That includes an Israeli government that once bitterly opposed efforts to bring the dispute with the Palestinians to an international forum.
Still, some Mideast experts say that for all the low expectations of the conference — which is expected to include representatives of European, Arab and Muslim states, as well as Russia and
the United Nations — it could be an important incremental step in ending more than 19 months of violence and offering at least the possibility of serious negotiations aimed at something more than just a cease-fire.
“Even if the party’s objectives are very different, who cares?” said Joel Singer, a legal adviser to the Israeli team that put together the first Oslo agreement. “At least we may be able to accomplish something by getting the parties back together again.”
Still, Singer said that the odds of anything resembling a breakthrough are tiny.
“It’s not something I’d bet my house on,” he said.
Administration officials have started rounds of meetings to flesh out the broad concept unexpectedly announced by Secretary of State Colin Powell last week. At the same time they are trying to dampen expectations for any breakthroughs.
The meeting is expected to involve just foreign ministers, averting the problem posed by Sharon’s refusal to negotiate with Arafat — and meeting administration concerns that Arafat has not done nearly enough to enjoy a return to official statesman status.
The conference could begin with efforts to work out an interim agreement that includes the declaration of a Palestinian state on portions of Gaza and the West Bank now under fully Palestinian control.

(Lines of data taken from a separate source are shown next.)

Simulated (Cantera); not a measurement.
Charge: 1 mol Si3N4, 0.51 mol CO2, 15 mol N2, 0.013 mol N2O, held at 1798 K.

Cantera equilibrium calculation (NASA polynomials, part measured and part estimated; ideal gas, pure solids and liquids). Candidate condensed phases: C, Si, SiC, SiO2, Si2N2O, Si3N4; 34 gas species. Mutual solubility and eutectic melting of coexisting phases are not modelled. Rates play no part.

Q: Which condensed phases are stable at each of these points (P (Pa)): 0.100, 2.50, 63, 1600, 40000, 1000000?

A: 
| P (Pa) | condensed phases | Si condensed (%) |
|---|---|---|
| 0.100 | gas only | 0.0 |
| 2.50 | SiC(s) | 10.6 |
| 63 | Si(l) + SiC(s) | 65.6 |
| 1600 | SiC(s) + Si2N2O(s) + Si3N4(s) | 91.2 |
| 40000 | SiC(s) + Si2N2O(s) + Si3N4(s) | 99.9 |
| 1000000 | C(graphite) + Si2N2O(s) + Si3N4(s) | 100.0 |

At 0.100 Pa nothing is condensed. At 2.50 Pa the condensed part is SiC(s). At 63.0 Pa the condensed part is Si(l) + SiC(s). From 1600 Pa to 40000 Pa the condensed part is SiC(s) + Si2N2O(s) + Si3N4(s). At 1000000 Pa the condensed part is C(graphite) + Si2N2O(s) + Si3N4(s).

Like the Oslo agreement, it would put off the most contentious issues, including Palestinian refugees and the fate of Jerusalem, to later in the process.
The conference might also delve into a wide range of regional issues, including water and economic relations.
Administration officials say that the conference will help establish a “horizon” for progress on core issues for the Palestinians. But just negotiating the details of the meeting could result in its delay, sources here say. Some likely participants, including Saudi Arabia, have already balked; Israel has made it clear it does not want Syria to attend.
Singer said the conference is unlikely to produce long-lasting results unless it quickly moves beyond the ministerial level. “Nothing can really get resolved without the top people, the big honchos,” he said. “Can you imagine Sharon giving [Foreign Minister Shimon] Peres a free hand to negotiate?”
The original Madrid peace conference, he said, was originally envisioned as a meeting between foreign ministers, but then-Prime Minister Yitzhak Shamir insisted on attending. “I’m not saying that will happen again, but it could,” he said.
For the Bush administration, the lure of an international conference is based heavily on the fact that nothing else it has tried in recent months has done more than provide temporary respites from the cycles of terror and retaliation.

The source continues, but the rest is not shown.